It seemed appropriate that on a signpost on the road running along one side of the Bercy Arena, they had the name Esplanade Johnny Hallyday, one of France’s most famous pop singers. Inside one of the Olympic Games’ biggest rock’n’roll acts Simone Biles was, despite a minor injury picked up in the previous round, due on stage to compete with the USA in the Artistic Gymnastics team event.
The least surprising thing from just after halfway through the four-routine event was that the USA would win the gold medal, while the 27-year-old Biles had won already the audience.
It was Biles’s Redemption Tour and she needed no introduction to the crowd, her story a movie looking for a script. Too late with The Simone Biles Story: Courage so Far, it has already been done.
When novelist Scott Fitzgerald said there are no second acts in American lives, he got it all wrong with Biles and from the moment she appeared in the vast arena in her spangling red, white and blue uniform, a powder keg of energy and charisma, 15,000 fans began an evening of veneration of everything Biles and her team-mates Sunisa Lee, Jordan Chiles, Jade Carey and Hezly Rivera did.
The moment seemed to be saying that this was Biles in her second act again chasing an Olympic gold medal.
Her story is dog-eared by now, but it runs from a fostered child to becoming one of the greatest gymnasts in history, before mental health concerns forced her to withdraw from most of her events at Tokyo 2020.
She pulled out during the team final after experiencing a pre-competition bout of the “twisties”, a mildly terrifying term gymnasts use for a loss of spatial awareness when they are tumbling through the air.
There was also the despicable Larry Nassar, now serving 40 to 125 years in a US federal prison, for abusing young American gymnasts, and again part of the distressful side of the Biles story was cast as a living drama, one of glamour, transcendent talent and also pain.
The final was vastly more than winning of more time for Biles, the most decorated artistic gymnast in history, with 38 Olympic and world medals. It was a statement of being better, of pulling through and showing the world one more time.
From the first discipline of the evening, the vault, to the uneven bars, balance beam and floor, Biles was championed from the steeply rising seating in the hall, the last routine on the floor rightfully allowing her the final few frames of glory on the night as the USA steamrollered the rest of the world.

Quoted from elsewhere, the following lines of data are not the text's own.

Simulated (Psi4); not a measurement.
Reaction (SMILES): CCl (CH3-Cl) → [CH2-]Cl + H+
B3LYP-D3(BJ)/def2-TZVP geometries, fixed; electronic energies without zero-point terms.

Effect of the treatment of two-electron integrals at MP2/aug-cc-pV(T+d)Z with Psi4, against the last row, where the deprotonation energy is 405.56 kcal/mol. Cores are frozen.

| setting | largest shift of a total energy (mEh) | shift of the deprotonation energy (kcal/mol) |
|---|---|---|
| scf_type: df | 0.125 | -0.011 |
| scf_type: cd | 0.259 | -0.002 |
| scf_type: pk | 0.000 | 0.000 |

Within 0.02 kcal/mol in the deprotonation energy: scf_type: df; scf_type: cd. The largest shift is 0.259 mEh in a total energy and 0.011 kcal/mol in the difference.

And Biles didn’t blow her lines. With the 1,000-watt smile and painted nails, she brought the easily led crowd to its feet. Afterwards, athletes from other countries funnelled over to the mat to hug and embrace her, her score of 14.66 shooting the USA to a winning 171.296, more than five points better than second-placed Italy and third-placed Brazil, who just edged out Britain for the bronze medal.
From her first vault, the night felt like a coronation, the US instantly taking the lead with 44.100 points. On the uneven bars Biles didn’t do her signature Yurchenko double pike, opting for a less difficult Cheng vault and scored a 14.9 for her effort.
On the dismount there was a small step forward, a wall of noise, a high five from her coach Laurent Landi and enthusiastic clapping from US film-maker Spike Lee in the audience.
As part of the four-discipline rotation, the teams moved in mass, the US and Biles from the vault to the balance beam. There was a wobble as she momentarily lost her balance on a wolf turn, a squatting move on the beam where she spins on one foot and again on landing from a somersault.
But the night was not made for Biles to fall off the beam, her score of 14.366 one of the best of the eight teams.
By then the hurlers on the ditch were saying the USA had it won before the floor exercises had even started, the four-point lead on second-placed Italy, not even a face plant on the mat from any of the American stars could fatally dent their lead.
Biles knew her team had won the gold medal before she closed with a soaring signature floor routine, giving the fans the fairytale ending they craved. On the US team benches, her team-mates and coaches stood, formed a huddle and celebrated. Then, with a flashing smile and twirl, the 4ft 8in giant of the Olympic Games stepped off the mat.